High-Powered Women like Madonna Have Hard Time Making Marriage Work


By DIVORCE360.COM STAFF

    After months of denying the rumors, "Material Girl" Madonna has announced to the Associated Press that she and her husband, filmmaker, Guy Ritchie, are planning to divorce. 

Madonna, 50, had wanted to wait until her latest tour, "Sticky and Sweet," ends in December before making the announcement, but British tabloids splashed the news across the front page this week, prompting Madonna's publicist to confirm the news. 

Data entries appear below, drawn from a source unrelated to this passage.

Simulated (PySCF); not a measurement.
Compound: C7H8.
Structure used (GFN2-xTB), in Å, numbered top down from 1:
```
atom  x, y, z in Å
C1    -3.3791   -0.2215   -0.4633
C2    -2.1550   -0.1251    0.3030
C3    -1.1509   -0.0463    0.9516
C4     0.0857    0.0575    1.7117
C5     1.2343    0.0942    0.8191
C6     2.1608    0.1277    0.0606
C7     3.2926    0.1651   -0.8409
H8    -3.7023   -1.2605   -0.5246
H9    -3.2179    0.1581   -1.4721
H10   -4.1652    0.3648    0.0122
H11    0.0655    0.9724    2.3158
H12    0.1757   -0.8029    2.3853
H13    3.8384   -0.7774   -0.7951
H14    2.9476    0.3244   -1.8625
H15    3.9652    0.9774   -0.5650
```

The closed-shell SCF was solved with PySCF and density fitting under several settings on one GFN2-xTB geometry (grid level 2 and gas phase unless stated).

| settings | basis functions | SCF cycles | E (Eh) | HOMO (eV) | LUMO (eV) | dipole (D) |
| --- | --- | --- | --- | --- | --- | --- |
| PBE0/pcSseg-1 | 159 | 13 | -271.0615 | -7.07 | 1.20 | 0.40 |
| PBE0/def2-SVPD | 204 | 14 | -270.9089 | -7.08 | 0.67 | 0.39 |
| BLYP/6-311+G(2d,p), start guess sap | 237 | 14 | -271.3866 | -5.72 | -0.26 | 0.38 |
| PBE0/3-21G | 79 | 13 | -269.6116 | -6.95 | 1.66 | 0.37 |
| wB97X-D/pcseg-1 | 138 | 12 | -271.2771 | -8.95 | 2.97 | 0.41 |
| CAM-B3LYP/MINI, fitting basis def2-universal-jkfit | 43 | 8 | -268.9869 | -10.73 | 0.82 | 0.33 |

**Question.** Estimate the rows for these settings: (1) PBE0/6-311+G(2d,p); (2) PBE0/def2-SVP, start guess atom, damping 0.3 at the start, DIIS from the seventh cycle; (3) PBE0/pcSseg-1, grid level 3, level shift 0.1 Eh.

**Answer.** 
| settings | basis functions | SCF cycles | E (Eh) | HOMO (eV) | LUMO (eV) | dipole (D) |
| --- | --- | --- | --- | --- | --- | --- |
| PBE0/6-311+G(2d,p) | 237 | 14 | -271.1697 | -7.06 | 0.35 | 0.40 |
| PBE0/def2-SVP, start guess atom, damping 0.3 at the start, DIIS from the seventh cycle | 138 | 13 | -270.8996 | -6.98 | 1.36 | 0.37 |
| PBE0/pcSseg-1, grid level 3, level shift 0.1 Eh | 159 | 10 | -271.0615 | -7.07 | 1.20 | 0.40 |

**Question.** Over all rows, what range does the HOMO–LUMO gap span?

The split isn't a surprise to Divorce360 expert Brette McWhorter Sember, a former divorce attorney turned author, whose books include "No Fight Divorce," and "The Divorce Organizer and Planner."  "When everyone is asking 'Is your marriage is ok?,' you yourself may begin to question it. You wonder, 'What do they see that I don't?' and 'What do they know that I don't?' "

"I don't think the average person can understand just how hard it is to have the eyes of the entire world on you 24-7...Imagine how nervous you'd be having your neighborhood peering into your windows, your family members selling the secrets you spill ...or feeling like the press has set up a timer that counts down the hours until divorce the second you walk down the aisle. I don't care how much you love someone, that negative energy is likely to have a negative effect," said Brenda Della Casa, relationship expert and author of "Cinderella was a Liar."

Part of the problem with anyone who is in a relationship with the pop star is her larger-than-life popularity, said Tina Tessina, Ph.D., author of "Money, Sex and Kids: Stop Fighting about the Three Things that Can Ruin your Marriage." Tessina, a Long Beach, Calif., psychotherapist said it's simply hard for high-powered women to find a man who can deal with their status. "I think when one career is up, and the other down, is the most difficult thing for couples, especially if the man's career is the less successful," she said.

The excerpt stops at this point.